Unexpected Provision in the Senate Tax Bill Impacts Institutions With Mortgage Servicing Rights
As the Republican tax proposals continue to evolve through the House and Senate, one unexpected provision in the Senate bill released November 21, 2017, has come to light that may impact community banks, mortgage companies, and other financial institutions that service loans.
Section 13221 of the Senate tax bill requires that for accrual basis taxpayers, which would include most C Corporation banks and mortgage companies, any item of income that is recognized for financial statement purposes must also be recognized for tax purposes.
Under generally accepted accounting principles (GAAP), financial institutions are required to recognize servicing income and record a servicing asset at the time a loan is sold if servicing is retained. However under current tax law, financial institutions generally are not required to pay tax on their servicing income until they receive the actual cash associated with the servicing arrangement.

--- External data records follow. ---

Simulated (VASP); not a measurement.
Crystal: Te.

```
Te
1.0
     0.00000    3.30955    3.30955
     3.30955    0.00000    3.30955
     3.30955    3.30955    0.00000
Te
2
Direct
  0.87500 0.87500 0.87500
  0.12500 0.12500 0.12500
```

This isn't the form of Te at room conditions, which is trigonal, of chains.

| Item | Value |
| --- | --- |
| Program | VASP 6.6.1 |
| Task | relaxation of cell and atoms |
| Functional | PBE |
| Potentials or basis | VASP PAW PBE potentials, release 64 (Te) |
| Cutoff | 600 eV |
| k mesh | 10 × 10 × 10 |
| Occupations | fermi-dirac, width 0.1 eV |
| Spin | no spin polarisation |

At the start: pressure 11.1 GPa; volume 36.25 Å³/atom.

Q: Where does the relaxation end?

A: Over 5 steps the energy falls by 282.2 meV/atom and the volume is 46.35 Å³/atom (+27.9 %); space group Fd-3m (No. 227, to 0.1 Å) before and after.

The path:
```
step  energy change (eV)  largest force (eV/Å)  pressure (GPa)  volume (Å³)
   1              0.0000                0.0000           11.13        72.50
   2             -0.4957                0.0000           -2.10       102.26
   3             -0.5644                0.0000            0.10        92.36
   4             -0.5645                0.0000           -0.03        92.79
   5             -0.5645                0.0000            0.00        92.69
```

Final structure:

Though not yet finalized if the provision in the Senate bill was approved, accrual basis financial institutions would be forced to recognize taxable income immediately when servicing assets are recorded creating a taxable event before the institutions have access to the cash flow associated with the servicing. This could be particularly detrimental to institutions that are tight on liquidity and could force some institutions to sell their loans servicing released.
The Senate discussion on the tax proposals is moving quickly. If your institution has significant mortgage servicing assets, please consider contacting your representatives regarding this important issue.